2.    Tele-governance. That same year Sharif felt compelled to solve the nation’s other problems too – if only he could find any. He decided to ask his countrymen to bring him up to speed on the phone, and many did. The conversations were played on state TV. One of my colleagues (then a mere schoolboy) was able to get through from Gilgit. Unfortunately, ‘Please remain on the line; the prime minister will talk with you’, was the closest he got to talking to the great man, before suddenly getting disconnected. He wanted to tell the PM what a great job he was doing, something the latter no-doubt already had an inkling of. For mysterious reasons, the tele-governance didn’t last very long.
3.    Run machine. While his lone first-class appearance resulted in a duck for Railways against PIA in 1973, in the 90s (after he became PM) Sharif’s batting exploits at Bagh-e-Jinnah started being reported amazingly frequently (he never bowled or fielded). It was without exception a deluge of fours and sixes (bowlers and fielders knew better than getting him out). In 2017 he fondly recalled those golden days and described how he could never resist hooking bouncers, and how he had scored a belligerent 36 not out in a friendly Commonwealth match at Harare in 1991 (again as PM) where the opposition had ‘bowlers’ of the quality of Clive Lloyd!
4.    At par with Muhammad Rafi. There’s no documentary evidence to support Sharif’s claim (made in 2017) of being indistinguishable from Muhammad Rafi till only a few years ago, but at least one Indian citizen was enamored enough of his voice to ask him to sing over the telephone. On such occasions he is rumored to have sung Dilshad Begum songs in Muhammad Rafi’s voice. Equal to Rafi or not, only an extremely simple and trusting fellow would expose himself in such manner – on international calls, no-less.
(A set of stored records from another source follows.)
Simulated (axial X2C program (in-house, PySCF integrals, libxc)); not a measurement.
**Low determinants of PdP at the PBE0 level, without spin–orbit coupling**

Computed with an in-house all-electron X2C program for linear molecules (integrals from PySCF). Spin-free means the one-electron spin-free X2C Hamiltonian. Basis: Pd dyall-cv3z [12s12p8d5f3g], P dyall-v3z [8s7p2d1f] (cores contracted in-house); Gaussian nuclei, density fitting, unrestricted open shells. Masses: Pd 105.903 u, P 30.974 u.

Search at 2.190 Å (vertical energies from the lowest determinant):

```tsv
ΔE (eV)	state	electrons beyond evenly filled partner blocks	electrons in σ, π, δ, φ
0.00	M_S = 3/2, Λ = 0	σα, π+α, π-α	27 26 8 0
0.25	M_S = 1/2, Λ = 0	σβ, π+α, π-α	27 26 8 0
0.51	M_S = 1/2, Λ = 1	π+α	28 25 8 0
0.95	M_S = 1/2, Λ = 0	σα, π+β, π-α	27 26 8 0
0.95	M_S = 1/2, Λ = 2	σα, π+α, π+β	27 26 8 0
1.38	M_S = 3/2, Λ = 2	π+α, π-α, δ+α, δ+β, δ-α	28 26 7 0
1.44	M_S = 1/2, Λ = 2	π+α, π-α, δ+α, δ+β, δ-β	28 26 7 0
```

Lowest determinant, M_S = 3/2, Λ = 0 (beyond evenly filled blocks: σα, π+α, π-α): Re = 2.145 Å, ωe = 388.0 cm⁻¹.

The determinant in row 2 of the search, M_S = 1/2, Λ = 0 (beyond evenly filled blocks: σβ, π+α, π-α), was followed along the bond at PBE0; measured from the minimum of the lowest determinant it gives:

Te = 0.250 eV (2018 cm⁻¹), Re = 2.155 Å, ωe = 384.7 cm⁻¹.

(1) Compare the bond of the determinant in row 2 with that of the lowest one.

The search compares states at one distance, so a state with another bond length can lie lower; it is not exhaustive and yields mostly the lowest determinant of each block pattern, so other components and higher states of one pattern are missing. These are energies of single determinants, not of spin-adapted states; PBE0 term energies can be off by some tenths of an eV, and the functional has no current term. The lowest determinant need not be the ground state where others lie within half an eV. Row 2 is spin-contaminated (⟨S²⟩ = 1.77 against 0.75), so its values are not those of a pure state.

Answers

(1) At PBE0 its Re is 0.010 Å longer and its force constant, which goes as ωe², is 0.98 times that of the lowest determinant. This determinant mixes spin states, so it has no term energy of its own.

From Sharif’s speeches after his third dismissal and those of his supporters’, an alien from outer space could be excused for believing that Sharif was the political heir to Zulfiqar Ali Bhutto
5.    The fifteenth amendment. Sharif has made something of a habit of ‘heavy’ mandates. One such mandate prompted him (in 1998) to try and become the ameer-ul-momineen (because why the hell not?). Had he succeeded, he would have got the power to amend the constitution by a simple majority, provided the amendment ‘helped the enforcement of Shariah’. The bill failed to pass but the attempt itself won him the simple-soul-of-the-year award hands down.
6.    Don’t remember. And then there was the small matter of 140 million distributed among politicians as part of the establishment’s plan to prevent the PPP from winning the 1990 elections, which succeeded spectacularly when Sharif became PM for the first time. Unsurprisingly, Sharif, along with younger brother Shehbaz, featured prominently on the recipients’ list later revealed by none other than the DG ISI at the time. Sharif’s written statement submitted to FIA years later in his third stint as PM was innocence itself: I don’t remember receiving the amount – it was a long time ago, and one meets so many people in election seasons. But if any such thing happened, I am willing to return the amount with interest. How disarmingly charming!
7.    Austerity drive. In the aftermath of the nuclear tests in 1998, Sharif, after promptly freezing foreign currency accounts of citizens, showed one and all that he was taking the brunt of the international sanctions by announcing that only one meal a day will be cooked in his home. It is said that when he refused to budge on his promise to the nation, his well-wishers, to keep his energy at the requisite prime-ministerial levels, were left with no option but to arrange for the second, third, and fourth meals to be sent to his home from outside.
8.    Bhutto’s heir. From Sharif’s speeches after his third dismissal and those of his supporters’, an alien from outer space could be excused for believing that Sharif was the political heir to Zulfiqar Ali Bhutto instead of being the biggest beneficiary of mentor and godfather Gen Zia’s coup in 1977 that had culminated in Bhutto’s hanging. Sharif is not an alien from outer space, but he seems to believe the same.
9.    The Qatari letters. The Qatari letters (2017), which prompted the infamous ‘Trail established, case demolished’ tweet from daughter Maryam, were an attempt to satisfy the Supreme Court regarding the way the Sharif children had suddenly come in possession of assets worth millions of pounds. Granted that it wasn’t easy to get out of the hole after the ill-advised ‘Alhamdulillah’ interviews by son Husain, and a series of addresses to the nation and the parliament by Sharif himself (all contradicting one another), the Qatari letters represented the summit of naïve optimism.
Given that Nawaz Sharif has been able to preserve his innocence through such corrupt times and for so long, chances are that he is not going to lose it any time soon. That said, it will be unfair to end this little survey without paying tribute to the innocence and naivety of those Pakistanis – the laypeople and ‘analysts’ alike – who fall for Sharif’s innocence every time. Let’s take a moment, here and now, to give a round of applause to that rather large demographic.